[Web-SIG] HEAD requests, WSGI gateways, and middleware
graham.dumpleton at gmail.com
Fri Jan 25 04:43:54 CET 2008
On 25/01/2008, Brian Smith <brian at briansmith.org> wrote:
> Graham Dumpleton wrote:
> > The issue here is that Apache has its own output filtering
> > system where filters can set headers based on the actual
> > content. Because of this, any output filter must always
> > receive the response content regardless of whether the
> > request is a GET or HEAD. If an application handler tries to
> > optimise things and not return the content, then these output
> > filters may generate different headers for a HEAD request
> > than a GET request, thereby violating the requirement that
> > they should actually be the same.
> > Note that response content is still thrown away for a HEAD
> > request, it is just done at the very last moment after all
> > Apache output filters have processed the data.
> Right, that is exactly what I am saying.
To quote, in 2 you said:
"""For a HEAD request, A WSGI gateway must not iterate through the
I was presuming that this was saying that the WSGI gateway should do
this as well as changing the REQUEST_METHOD actually sent to the WSGI
application to GET.
If Apache mod_wsgi (the WSGI gateway) does then do this, ie., didn't
iterate through the iterable and therefore didn't return the content
through to Apache, it would as explained cause traditional Apache
output filters to potentially yield incorrect results. This is what I
So Apache mod_wsgi couldn't avoid processing the iterable, unless as
you allude to with how internals of how Apache is used to implement
wsgi.file_wrapper support, that mod_wsgi similarly detected when no
Apache output filters are registered that could add additional headers
and skip the processing.
Some clarification in 2 is perhaps required.

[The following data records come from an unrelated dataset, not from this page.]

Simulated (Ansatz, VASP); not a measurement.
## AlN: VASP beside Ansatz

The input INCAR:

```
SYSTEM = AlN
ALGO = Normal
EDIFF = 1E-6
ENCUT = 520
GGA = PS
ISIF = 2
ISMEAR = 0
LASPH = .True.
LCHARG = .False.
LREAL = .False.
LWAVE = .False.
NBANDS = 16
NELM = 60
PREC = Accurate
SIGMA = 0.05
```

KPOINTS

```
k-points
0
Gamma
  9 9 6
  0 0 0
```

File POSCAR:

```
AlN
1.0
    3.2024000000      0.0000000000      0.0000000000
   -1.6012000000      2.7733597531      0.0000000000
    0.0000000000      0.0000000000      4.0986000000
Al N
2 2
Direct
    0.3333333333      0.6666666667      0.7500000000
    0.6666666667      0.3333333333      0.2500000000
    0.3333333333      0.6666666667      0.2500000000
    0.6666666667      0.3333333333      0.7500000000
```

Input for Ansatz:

> In Apache's documentation, it
> says that every handler should include the response entity for HEAD
> requests, so that output filters can process the output. However, there
> is nothing in PEP 333 that talks about this behavior. So, the only
> reasonable thing to do is to assume that, when environ["REQUEST_METHOD"]
> == "HEAD", no response entity should be generated. Do we all agree that
> the following application is correct?:
> def application(env, start_response):
> start_response("200 OK",
> [("Content-Length", "10000")])
> if env["REQUEST_METHOD"] == "HEAD":
> return 
> return ["a"*10000]
> Because of web servers' output filters, if the WSGI gateway is an web
> server module or a [Fast]CGI script, then it needs to lie and tell the
> application that the request is a "GET", not a "HEAD." Otherwise, the
> application will see that the request method is "HEAD" and suppress its
> own response entity, as the HTTP specification requires, and the output
> filters will fail. The only time it is reasonable for the gateway to
> pass "HEAD" as the request method is when it knows that there are not
> any output filters/middleware that depend on the response entity.
> Usually that is only possible in standalone web servers like CherryPy's
> or Paste's.
> I tested this in mod_wsgi and mod_wsgi gets it wrong. mod_wsgi sets
> env["REQUEST_METHOD"] to "HEAD" for HEAD requests.
It just passes whatever Apache sets up as the CGI environment.
> When mod_deflate is
> enabled, a HEAD request returns "Content-Length: 20", and a GET request
> returns "Content-Length: 46". However, it is supposed to be
> "Content-Length: 46" in both cases.
Is this with your sample application which detects HEAD and doesn't
return anything if it is found. In other words, it is driven by what
your application is actually returning?
Am not saying your application is wrong or right, am just trying to
determine if you are saying that there is a problem in Apache mod_wsgi
separate to the what it is passing as REQUEST_METHOD to cause that.
> The CGI WSGI gateway in PEP 333 gets
> it wrong too when mod_deflate is used.
> Note also that in mod_wsgi, use of wsgi.file_wrapper is a huge
> optimization for this: if no Apache output filters need the response
> entity, and wsgi.file_wrapper is used, then the file will never be read
> off the disk.
Hmmm, I didn't actually look under the covers of what Apache did when
I used its file bucket for that. Worked out better than I expected
> But, if wsgi.file_wrapper is not used, then the entire
> file has to be read off the disk through the application's output
> iterable for no reason. It would be nice if the non-file_wrapper case
> worked as well as the file_wrapper case.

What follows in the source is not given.